And sometimes, if the student is a good sport and I catch them gazing at their phone/iPod afterwards, I’ll tease them a bit with something like,

“It’s tough isn’t it? Has this been the longest you’ve gone without it for a while? Remember, we’re here for you.”

This gets the class laughing but also reminds the other ‘would-be-addicts’ to think twice before whipping their phones/iPods out when they shouldn’t.

Again, this method is fun, it embraces 21st century technology, it teaches students to be respectful, and it teaches them how to manage their time and attention productively … something so important in this information age with its endless distractions.

Please feel free to leave comments and/or ask questions!
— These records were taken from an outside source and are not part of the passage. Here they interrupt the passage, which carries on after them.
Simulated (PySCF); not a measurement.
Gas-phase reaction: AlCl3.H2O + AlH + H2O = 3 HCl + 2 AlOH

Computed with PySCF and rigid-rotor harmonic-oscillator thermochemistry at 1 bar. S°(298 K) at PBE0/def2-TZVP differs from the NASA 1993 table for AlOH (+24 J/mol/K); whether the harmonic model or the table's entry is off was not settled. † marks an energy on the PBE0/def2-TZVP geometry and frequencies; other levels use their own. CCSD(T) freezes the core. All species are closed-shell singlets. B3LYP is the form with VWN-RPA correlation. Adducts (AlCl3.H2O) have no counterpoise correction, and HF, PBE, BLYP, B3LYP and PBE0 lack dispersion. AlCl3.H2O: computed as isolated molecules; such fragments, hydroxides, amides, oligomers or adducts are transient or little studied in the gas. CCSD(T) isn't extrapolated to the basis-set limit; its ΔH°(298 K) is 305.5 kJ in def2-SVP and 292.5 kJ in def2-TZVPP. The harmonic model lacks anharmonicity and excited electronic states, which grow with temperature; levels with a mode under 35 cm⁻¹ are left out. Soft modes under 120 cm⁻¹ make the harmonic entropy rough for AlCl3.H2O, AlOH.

Talk To Your Students, Not At Them

Monday, June 15th, 2009

One of the best tips I received early on in my teaching career was to talk to my students as if they were adults, not at them as if they belonged to a different human sub-species. Here are some reasons why you should consider talking to your students instead of at them as well:

1. The most obvious reason: You talk to your friends, colleagues, and adult strangers. You don’t talk at them. Why would it be any different with your students? Are they members of a different human sub-species?

2. You reduce the chance of being viewed as a hypocrite. If how you talk to people depends on their station in life relative to your own (i.e. inferior, equal, superior), how can you ever hope to become an “integrated” person?  On the other hand, if you talk to everyone the same – whether they are friends, students, and/or colleagues – you increase your integrity (from “integrated”) and reduce the risk of being perceived as a hypocrite (from Greek hypokritēs which means actor).

3. When you talk to someone you’re indicating respect. When you talk at someone you’re broadcasting your own arrogance. Respectful people are liked. Arrogant people are not. In fact, I’m willing to bet most of those teachers who say, “My students just don’t respect me,” talk at their students.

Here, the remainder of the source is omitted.